Creative Looking with Henri le Sidaner

Sidaner_the serenade venice

Installation view: Henri Le Sidaner, The Serenade, Venice, 1907. Oil on canvas, 53 x 72 1/4 in. Paul G. Allen Family Collection

Marketing Intern Olivia Bensimon spent some time with Henri Le Sidaner’s The Serenade, Venice (1907), on view in Seeing Nature, recording her thoughts and reactions:

We left the banks along with the others. Each of us climbed, one by one, onto the gondolas and followed the lights. Although it was early summer, the nights were still cold. From the boats we could still see the banks of the Great Canal, the streets lit up with gas lights. Silence reigned; the only sound was the water gently beating against the hulls of the boats. We stopped and waited. Was it finally time?

Across from us, in front of the Basilica, stood a group men holding onto objects. We waited. Time seemed slow. Eternity passed before we heard a faint echo of sounds, the vibration of the strings into the body of the violin. The rest of the orchestra followed, and Venice came alive with the sound of music.

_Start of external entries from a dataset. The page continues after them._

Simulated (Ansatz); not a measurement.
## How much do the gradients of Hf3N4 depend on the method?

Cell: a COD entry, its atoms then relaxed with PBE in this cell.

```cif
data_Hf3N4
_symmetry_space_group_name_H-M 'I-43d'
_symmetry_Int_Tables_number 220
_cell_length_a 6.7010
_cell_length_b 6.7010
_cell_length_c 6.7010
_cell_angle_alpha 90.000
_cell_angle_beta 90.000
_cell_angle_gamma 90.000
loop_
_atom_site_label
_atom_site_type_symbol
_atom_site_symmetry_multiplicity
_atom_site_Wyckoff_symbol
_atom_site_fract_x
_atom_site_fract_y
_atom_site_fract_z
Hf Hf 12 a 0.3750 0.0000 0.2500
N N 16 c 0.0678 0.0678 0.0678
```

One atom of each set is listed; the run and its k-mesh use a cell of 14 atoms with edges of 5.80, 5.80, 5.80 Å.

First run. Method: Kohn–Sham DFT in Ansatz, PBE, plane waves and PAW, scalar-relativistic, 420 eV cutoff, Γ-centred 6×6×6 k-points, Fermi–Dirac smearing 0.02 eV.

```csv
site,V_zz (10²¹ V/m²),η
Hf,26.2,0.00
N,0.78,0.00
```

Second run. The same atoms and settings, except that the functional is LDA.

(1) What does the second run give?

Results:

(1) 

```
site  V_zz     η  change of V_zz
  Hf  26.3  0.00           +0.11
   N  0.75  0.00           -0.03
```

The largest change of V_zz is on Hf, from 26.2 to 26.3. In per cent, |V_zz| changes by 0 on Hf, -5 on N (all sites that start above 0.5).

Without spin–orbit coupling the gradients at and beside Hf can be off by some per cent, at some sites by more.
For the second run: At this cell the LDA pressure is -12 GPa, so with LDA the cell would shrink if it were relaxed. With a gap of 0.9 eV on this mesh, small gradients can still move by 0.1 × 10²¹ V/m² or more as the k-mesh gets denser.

The landscapes on view in Seeing Nature can inspire any number of different emotions and reactions. Does one of the works from the exhibition stand out to you? Take a stab at your own freewriting exercise in response! Let your pen take the lead and send us the result at contest@phillipscollection.org for a chance to win a Phillips gift bag. We’ll feature our favorite submissions here on the blog. Here’s a previous example in response to Milton Avery‘s Dancing Trees.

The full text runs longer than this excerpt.